An Arab and a Jew open a restaurant together across the street from the UN building…
It sounds like a joke, but it’s actually the focal point around which Tom Robbins’ novel revolves, a bold, funny and disturbingly provocative book in which a can of beans decides to become philosophical, a teaspoon loses it, a young waitress dominates the New York art scene, and a violent welder with a short fuse, discovers the lost God of Palestine – while all the delusions that have prevented humanity from facing the truth are crumbling one by one, like the veils of Salome.
Tom Robbins is an American writer born on July 22, 1936, in Blowing Rock, North Carolina.
His novels are known for their intricate, often fantastical storytelling, with a strong satirical undercurrent and a dense layering of unusual, quirky, and carefully researched details.
Tom Robbins’s novel Even Cowgirls Get the Blues was adapted into a film in 1993 directed by Gus Van Sant and starring Uma Thurman.
In 1954, Robbins enrolled at Washington and Lee University in Lexington, Virginia, but left due to disciplinary issues. He later moved to New York City intending to become a poet, but eventually enlisted in the Air Force under the threat of conscription and served for three years in Korea.
While stationed there, he studied meteorology and became involved in extensive black-market trade of goods such as soap and toothpaste. He later joked that he “helped Mao get his toothpaste.”
After returning to civilian life in Richmond, Virginia, in 1960, he attended the Richmond Professional Institute (later Virginia Commonwealth University), where he served as editor of the student newspaper and worked at the Richmond Times-Dispatch.

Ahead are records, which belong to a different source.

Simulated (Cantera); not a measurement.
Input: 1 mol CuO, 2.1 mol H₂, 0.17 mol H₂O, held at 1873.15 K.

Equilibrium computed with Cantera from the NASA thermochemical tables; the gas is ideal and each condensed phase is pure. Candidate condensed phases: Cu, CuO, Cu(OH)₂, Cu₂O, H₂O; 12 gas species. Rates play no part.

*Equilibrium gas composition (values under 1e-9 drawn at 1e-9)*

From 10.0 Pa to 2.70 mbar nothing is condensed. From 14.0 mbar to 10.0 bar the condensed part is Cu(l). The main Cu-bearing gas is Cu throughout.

He later pursued graduate studies in Eastern philosophy at the University of Washington in Seattle, working for both The Seattle Times and Seattle Post-Intelligencer. Since 1970 he has lived in La Conner, Washington, and received the Golden Umbrella Award at Seattle’s Bumbershoot Festival in 1997.
Skinny Legs and All is Tom Robbins’ most political novel, and also his most humorous.